Swaddling. At 2 weeks old, my son was making up for his first 3 days unconsciousness, by almost never falling asleep. By this time, it felt like he’d been awake forever – a dark eternity of crying through nights of torture.
My partner started to consult health visitors, friends, even relatives, for advice, and the consensus seemed to be to try swaddling.
We were taught as children that ancient and savage people swaddled their babies – wrapped them tightly in rags and bandages – in an effort to keep their bones straight, especially in regions with low Vitamin D in their diet … but that this was a cruel and counter-productive thing to do. So we were a little resistant.
Anyway, we decided to try it. Late one evening, when we couldn’t bear yet another sleepless night, we wrapped our son up in a blanket. Not just wrapped, but bound tightly, so that he couldn’t possibly move either arms or legs. I was expecting bawls of protest, a bout of screaming that might prompt the neighbours to call the police. But not at all. He took one last look at us, heaved a sigh, closed his eyes, and fell fast asleep.

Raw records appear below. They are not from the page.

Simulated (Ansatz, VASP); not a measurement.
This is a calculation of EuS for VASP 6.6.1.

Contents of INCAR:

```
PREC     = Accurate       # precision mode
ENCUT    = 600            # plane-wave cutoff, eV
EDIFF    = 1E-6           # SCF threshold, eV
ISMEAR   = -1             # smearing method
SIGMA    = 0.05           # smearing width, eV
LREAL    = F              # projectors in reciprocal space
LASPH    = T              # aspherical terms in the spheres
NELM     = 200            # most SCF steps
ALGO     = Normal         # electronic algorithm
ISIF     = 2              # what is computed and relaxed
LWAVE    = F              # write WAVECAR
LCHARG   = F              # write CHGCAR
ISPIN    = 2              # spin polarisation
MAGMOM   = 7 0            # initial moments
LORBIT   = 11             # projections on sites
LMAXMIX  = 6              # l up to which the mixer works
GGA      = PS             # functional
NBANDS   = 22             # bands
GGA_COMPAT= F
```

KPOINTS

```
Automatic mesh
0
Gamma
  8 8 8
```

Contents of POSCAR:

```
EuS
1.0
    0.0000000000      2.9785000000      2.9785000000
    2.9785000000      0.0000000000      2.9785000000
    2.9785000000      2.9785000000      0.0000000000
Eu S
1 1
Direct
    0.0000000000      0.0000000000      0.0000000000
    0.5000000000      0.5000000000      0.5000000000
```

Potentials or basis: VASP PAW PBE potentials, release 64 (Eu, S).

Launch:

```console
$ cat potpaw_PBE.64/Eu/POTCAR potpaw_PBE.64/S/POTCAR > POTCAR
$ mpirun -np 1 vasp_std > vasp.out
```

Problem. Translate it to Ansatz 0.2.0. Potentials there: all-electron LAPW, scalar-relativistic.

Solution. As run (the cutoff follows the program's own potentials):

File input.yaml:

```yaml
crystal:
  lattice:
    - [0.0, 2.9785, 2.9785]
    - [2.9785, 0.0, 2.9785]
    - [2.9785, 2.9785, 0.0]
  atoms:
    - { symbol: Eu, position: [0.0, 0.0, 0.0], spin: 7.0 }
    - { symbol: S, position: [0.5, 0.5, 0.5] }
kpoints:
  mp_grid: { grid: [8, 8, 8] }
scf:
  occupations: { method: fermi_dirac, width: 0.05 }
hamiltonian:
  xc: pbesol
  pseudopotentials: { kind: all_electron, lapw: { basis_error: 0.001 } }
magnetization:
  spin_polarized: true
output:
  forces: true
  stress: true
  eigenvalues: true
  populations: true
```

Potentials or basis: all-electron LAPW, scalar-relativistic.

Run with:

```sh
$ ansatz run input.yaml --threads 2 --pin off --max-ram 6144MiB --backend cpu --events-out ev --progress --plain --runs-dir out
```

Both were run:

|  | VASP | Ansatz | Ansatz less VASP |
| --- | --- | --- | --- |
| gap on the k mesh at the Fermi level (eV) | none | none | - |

The theory is that the sudden freedom of movement, after 9 months confined in a womb, is unbearable – arms and legs waving around wildly trying to make sense of an alien universe, no soft womb wall, or soft warm mummy, just these itchy, scratchy, flappy babygro things.
I knew a woman who swaddled her baby ‘till she was 3, whenever she had a tantrum. Whether this was appropriate or not is a matter of debate, but her lodger was so disturbed by the practice that one day he lost it, and threw a tantrum at his landlady. She, being trained in martial arts, quickly disabled him and despatched him from the house, after which moment he was officially homeless. The dangers of challenging somebody else’s parenting technique … just never do it!
When Andrew Bryant sent us bloggers an email urging us to post comments on each others’ posts, I froze in fear. We’re being urged to throw off the swaddles. Simply writing this stuff feels like one is thrashing around wildly in the emptiness of cyberspace. Now we’re presented with the dread possibility of actually making contact with something, someone, unknown, “Out there”.
I took up the challenge, and for better or worse, made a comment on one of Miss B’s Salon’s, which felt very, very unsafe. Reading it this morning I realise, of course, that my choice of topic was all about a desire for safety, and how one way of dealing with that is by inviting tyranny.
So, Andrew, there you are, I’ve done it, I’ve thrown off the swaddles (made contact out there), crapped in my nappy (written about it) … now where’s that tit?? (Oh yes, stop wasting time, and get back to remunerative work!)